Quesenbery is registered in Hunterdon County, N.J., which she says uses electronic voting machines over 2 decades old. Vintage machines mean vintage ballot styles. She says her ballot is wider than her two outstretched arms.

New York's election boards are similarly constrained by old technology and even older election code. The state's rules on ballot design are some of the most stringent in the country.

Quesenbery examines a ballot from Chenango County, N.Y., which has a typical layout for the state.

There are illustrated index fingers pointing toward each candidate. Beneath the fingers are tiny emblems representing each party — a star for Democrats, an eagle for Republicans, a peace sign for the Green Party. And, at the bottom of the page sit the instructions, directing voters to "mark only with a writing instrument provided by the Board of Elections."

Quesenbery says these elements are antiquated. She calls the instructions verbose, the emblems meaningless, and the finger reminiscent of "a typographic convention from the '40s."

"We need to move on," she says.

These designs do more than irk usability experts. They can cause voters to make real mistakes. The Brennan Center for Justice, a public policy institute, estimates tens of thousands – and in some cases hundreds of thousands – of votes are lost or miscast in election years due to poor ballot design.

Tina Oliviero designed this year's ballot in Chenango County, N.Y. She says most voters figure it out just fine, but there are always a few who struggle with the ovals.

"We do have voters that don't fill it in, and they 'x' or check," she says. "But I feel that [the instructions] make it simple and it makes it so people should know you fill the oval in and then you cast your ballot."

One problem, says Quesenbery, is that voters won't read the directions at the bottom of the page. If New York's election code allowed for it, she recommends the county condense its 276-word instructions and bump them to the top.

"The basic rule is [instructions] should be before the thing you have to do," she explains.
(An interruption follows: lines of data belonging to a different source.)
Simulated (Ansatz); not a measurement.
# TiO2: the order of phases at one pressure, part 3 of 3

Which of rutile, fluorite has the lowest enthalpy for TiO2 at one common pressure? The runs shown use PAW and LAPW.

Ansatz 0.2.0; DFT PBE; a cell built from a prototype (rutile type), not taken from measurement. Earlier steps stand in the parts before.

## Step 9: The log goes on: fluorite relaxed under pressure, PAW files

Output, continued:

Quesenbery says tiny design flaws like these likely result in "little ballot errors all over the country."

This year, the errors weren't so little. New York City's voters were subject to a series of setbacks after the election board unrolled a perforated two-page ballot. Voters who didn't know they had to tear at the edges to get at the entire ballot ended up skipping the middle pages. Then the fat ballots jammed the scanners, long lines formed, and people's ballots got soaked in the rain. When voters fed the soggy ballots into scanners, more machines malfunctioned.

In Georgia, hundreds blundered on their absentee ballot, incorrectly filling out the birth date section. Counties originally threw out the ballots before a federal judge ordered they be counted.

And in Broward County, Fla., 30,000 people who voted for governor skipped the contest for U.S. Senate. The county's election board had placed that contest under a block of multi-lingual instructions, which ran halfway down the page. Quesenbery says voters scanning the instructions likely skimmed right over the race.

She has seen this design before. In 2009, King County, Wash., buried a tax initiative under a text-heavy column of instructions. An estimated 40,000 voters ended up missing the contest, leading the state to pass a bill mandating ballot directions look significantly different from the contests below.

"We know the answers," says Quesenbery. "I wish we were making new mistakes, not making the same old mistakes."